This proceeding they account for by supposing that, of its two dull eyes, the right sees best, and that, in obedience to the guidance of this peeper, it makes the circuit of the sea in the manner stated. A better reason may be, that its peculiar food[1445] is most plentiful on the Asiatic coast in spring, and on the European in autumn, if, after all, we are to regard the fact itself as well established.[1446] In this traject, however, it seems in reality, for some cause or another, to shun the vicinity of the City of the Blind, which constituted, perhaps, one of the principal causes of its inferiority to Byzantium. Nevertheless, a very delicate species of pelamys,[1447] caught there, was known in the commerce of the ancient world, and transported to all parts of Greece.

We have remarked above, that the taking of the thunny commenced in spring, when it appears to have been in excellent condition, and very highly prized. During winter, whatever may have been its quality, it was not to be caught, since it retired to the depths of the Ægæan, beyond the reach of nets or tridents. In the heat of summer it was rendered lean and flabby by the persecution of a kind of worm, which, insinuating itself beneath the fins,[1448] harassed it incessantly. But, towards autumn, being delivered by nature from this pest, it again became plump, and was esteemed excellent eating. The growth of this fish is extremely rapid, more especially in the Black Sea, where, amid the vast quantities of mud and slime brought down by the numerous rivers, it finds in great abundance the food most congenial to its taste.[1449] The thunny, properly so called, is at present[1450] scarce along the coast of Mingrelia, where, by the ancients, it is said to have abounded, which renders it not improbable, that they included under this name more than one species of sturgeon, a fish still found in great numbers in those parts of the Black Sea.

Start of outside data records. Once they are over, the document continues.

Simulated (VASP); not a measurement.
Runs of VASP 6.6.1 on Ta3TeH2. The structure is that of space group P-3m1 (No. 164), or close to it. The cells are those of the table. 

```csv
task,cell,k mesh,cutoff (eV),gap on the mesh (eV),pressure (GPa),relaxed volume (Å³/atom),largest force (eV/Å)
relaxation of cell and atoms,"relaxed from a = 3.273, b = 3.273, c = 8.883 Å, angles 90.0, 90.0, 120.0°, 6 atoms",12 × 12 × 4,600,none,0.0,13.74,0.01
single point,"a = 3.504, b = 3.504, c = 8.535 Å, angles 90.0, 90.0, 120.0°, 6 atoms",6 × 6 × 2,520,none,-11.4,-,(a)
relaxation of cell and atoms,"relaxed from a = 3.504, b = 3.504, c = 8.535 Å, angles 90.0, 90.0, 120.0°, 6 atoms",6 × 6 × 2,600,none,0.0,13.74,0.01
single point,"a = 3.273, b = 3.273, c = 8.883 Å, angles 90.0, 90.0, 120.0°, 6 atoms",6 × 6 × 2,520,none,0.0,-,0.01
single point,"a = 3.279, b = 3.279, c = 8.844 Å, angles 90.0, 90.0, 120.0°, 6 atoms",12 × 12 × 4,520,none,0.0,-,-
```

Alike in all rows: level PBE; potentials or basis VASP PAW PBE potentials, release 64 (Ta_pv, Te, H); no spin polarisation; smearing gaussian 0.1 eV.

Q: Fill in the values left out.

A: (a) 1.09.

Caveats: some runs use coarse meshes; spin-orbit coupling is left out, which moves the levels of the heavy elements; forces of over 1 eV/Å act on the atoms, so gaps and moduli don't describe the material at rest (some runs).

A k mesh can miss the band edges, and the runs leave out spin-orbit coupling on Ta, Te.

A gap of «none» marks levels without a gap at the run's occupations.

The method of taking the pelamys[1451] has been graphically described by an ancient writer. A well-appointed and swift bark, putting to sea with her rowers, dashed out as rapidly as possible into deep water, upon which one of the crew, stationed at the stern, let down the tackle. This consisted of two strong ropes, one on either side, to which were attached a number of small cords, each with a hook at the end, baited with the Laconian purple fish, and garnished with a feather of the sea-mew, which, glancing hither and thither in the currents of the sea, assisted in attracting the eye of the pelamydes. The boat then traced various lines upon the surface of the deep, now skimming in this direction, now in that, until it was followed by a shoal of fish, which, coming up with it, voraciously gorged the baits until not a single hook was left without its prey. Upon this the rowers desisted from their toil, and, pulling up the ropes, generally found their boat laden with the take.[1452]

The manner in which the thunny is taken on the coast of Chili may, perhaps, be worth mentioning for the sake of comparison. As soon as the Indians discover a shoal of these fish near the shore they put to sea on large sealskin floats inflated, like bladders, with air, carrying with them a sharp-pronged trident, fastened to a tough and very long rope. They then approach and pierce the fish, which, immediately upon being struck, darts out to sea with prodigious celerity, the Indian, meanwhile, rapidly uncoiling his rope till the strength of the thunny is spent through loss of blood, after which he draws back his prey, and, raising it upon his float, returns to the shore rejoicing.[1453]

It is probable that, in this manner of fishing, the Indian draws near the thunny while asleep,[1454] as we find to have been often the practice among the Greek fishermen, who when they went forth at night, at which time the thunny is exceedingly drowsy, were attracted towards their prey by the white belly of the fish sleeping quietly on the surface of the water. Many other kinds of fish also appear to have been taken while asleep, notwithstanding that in general their slumbers are brief. Thus flat-fish, nestling in the sand or mud, were discovered through the transparent water, and pierced with the trident. So likewise the sea-dog, the gilthead, and the mullet, were taken by day, with the trident, while asleep; otherwise it has been thought they could scarcely be touched by this instrument. The skate and other fishes of the Selachian tribe were sometimes found to sleep so soundly, that they could be taken by the hand.[1455]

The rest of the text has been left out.